Boston Bruins (4) vs. New York Rangers (6): Puck Daddy’s NHL 2013 Stanley Cup Playoff Preview

Both the Boston Bruins and the New York Rangers are coming off of Game 7 victories in the Eastern Conference quarterfinals.

The Bruins became the first team in NHL history to rally from three goals down in the third period to win a Game 7 over the Leafs. The Rangers routed the Capitals in their Game 7 after a 1-0 win in Game 6.

Who takes this battle of Original Six teams for the right to play for the Conference crown?


The Boston Bruins won a playoff series in seven games without a goal from Brad Marchand and Tyler Seguin, which seemed inconceivable before the postseason. Marchand has three assists and Seguin finally tallied a point in Game 7.

Marchand is on a line with Patrice Bergeron and Jaromir Jagr, who also didn’t tally a goal against the Leafs. Seguin’s playing with Rich Peverley and Chris Kelly.

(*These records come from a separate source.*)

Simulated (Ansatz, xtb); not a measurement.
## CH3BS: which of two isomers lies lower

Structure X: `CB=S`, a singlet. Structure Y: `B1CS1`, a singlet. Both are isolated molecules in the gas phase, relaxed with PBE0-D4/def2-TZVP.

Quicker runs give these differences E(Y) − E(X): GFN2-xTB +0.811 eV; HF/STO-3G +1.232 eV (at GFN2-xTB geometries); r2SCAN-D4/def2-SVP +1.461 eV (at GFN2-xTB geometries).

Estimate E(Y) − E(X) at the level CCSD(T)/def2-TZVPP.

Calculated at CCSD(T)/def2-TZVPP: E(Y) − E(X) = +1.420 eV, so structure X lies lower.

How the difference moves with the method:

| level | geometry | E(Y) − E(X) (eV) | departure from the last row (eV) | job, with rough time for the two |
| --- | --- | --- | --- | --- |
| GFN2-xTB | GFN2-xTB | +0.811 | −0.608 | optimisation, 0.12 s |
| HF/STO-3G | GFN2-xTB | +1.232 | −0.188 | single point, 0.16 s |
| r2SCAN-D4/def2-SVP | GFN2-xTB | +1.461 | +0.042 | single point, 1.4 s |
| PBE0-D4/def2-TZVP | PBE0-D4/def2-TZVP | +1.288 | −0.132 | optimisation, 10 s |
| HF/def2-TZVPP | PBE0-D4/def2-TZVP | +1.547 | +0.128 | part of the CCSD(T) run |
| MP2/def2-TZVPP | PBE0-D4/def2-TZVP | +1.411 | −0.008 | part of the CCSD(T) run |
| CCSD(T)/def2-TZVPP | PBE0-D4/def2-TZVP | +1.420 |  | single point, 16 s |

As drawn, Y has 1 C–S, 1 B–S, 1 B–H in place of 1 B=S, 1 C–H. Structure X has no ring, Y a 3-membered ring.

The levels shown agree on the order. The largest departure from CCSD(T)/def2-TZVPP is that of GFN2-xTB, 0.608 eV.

The Bruins’ top line has been by far its best line: David Krejci, who has 5 goals and 13 points overall, paired with Nathan Horton (4 goals) and Milan Lucic (9 points).

Daniel Paille, Gregory Campbell, Shawn Thornton make up a truculent fourth line.

The New York Rangers won a playoff series in seven games without a goal from Rick Nash, which seemed inconceivable before the postseason. That said, he did some little things right in playing with Mats Zuccarello and Derick Brassard, the Rangers’ Round 1 offensive MVP with 2 goals and 7 points.

The top line of Carl Hagelin, Derek Stepan and Ryan Callahan brings speed and quality play on both ends of the rink. Hagelin and Stepan both had two goals against the Caps. Taylor Pyatt, Brian Boyle (2 goals) and Derek Dorsett proved to be an effective and agitating bunch – especially Dorsett, who has moved into Sean Avery’s old role as asset/liability, depending on the shift. Arron Asham scored two important goals in the first round and is skating well with Chris Kreider. The bad news for the Rangers, of course, is that Brad Richards has been so terrible that he’s now skating between them.

The wild card: Ryane Clowe, who’s still out of the lineup but could be a vital physical presence against the Big Bad Bruins.



The Bruins’ defense is great … when healthy. Dennis Seidenberg, Andrew Ference and Wade Redden are all banged up entering this series. In Seidenberg’s case, that’s one of the Bruins’ top two defensemen. In all three cases, that’s a veteran defender whose loss would be considerable.

Zdeno Chara leads the Bruins with 28:54 time on ice per game, which is a full six minutes and change more than Johnny Boychuk (22:18) in second. Chara is quietly building a Conn Smythe case: Eight points and a plus-6. He’ll be paired with rookie Doug Hamilton while the Bruins battle injuries. Hamilton was scratched in four of seven against the Leafs.

Boychuk and Adam McQuaid are mainstays. Matt Bartkowski and Torey Krug help fill in for the injured.

The Rangers are led by shutdown defensemen Dan Girardi (26:05) and Ryan McDonagh (25:00), who stifled the Capitals’ top line last round. Early indications are that the duo may be split between Michael Del Zotto (with Girardi) and Anton Stralman (with McDonagh). John Moore, a strong addition in the Gaborik trade with Columbus, and Steve Eminger make up the last pairing. Marc Staal is still injured.

ADVANTAGE: Bruins (when healthy)


Tuukka Rask has a 2.49 GAA and a .923 save percentage for the Bruins. He’s not been dominating, but he hasn’t been a liability overall either in most games.

Henrik Lundqvist is having one of the best playoffs of his career with a 1.65 GAA and a .947 save percentage. He was the difference in Game 6 for the Rangers, and played well again in the Game 7 blowout.



Uh, Derick Brassard has more points than Ryan Callahan, Derek Stepan, Rick Nash and Brad Richards COMBINED? Also, David Krejci has 13 points in seven games. Which probably means he’ll have 2 points in his next 13, but still …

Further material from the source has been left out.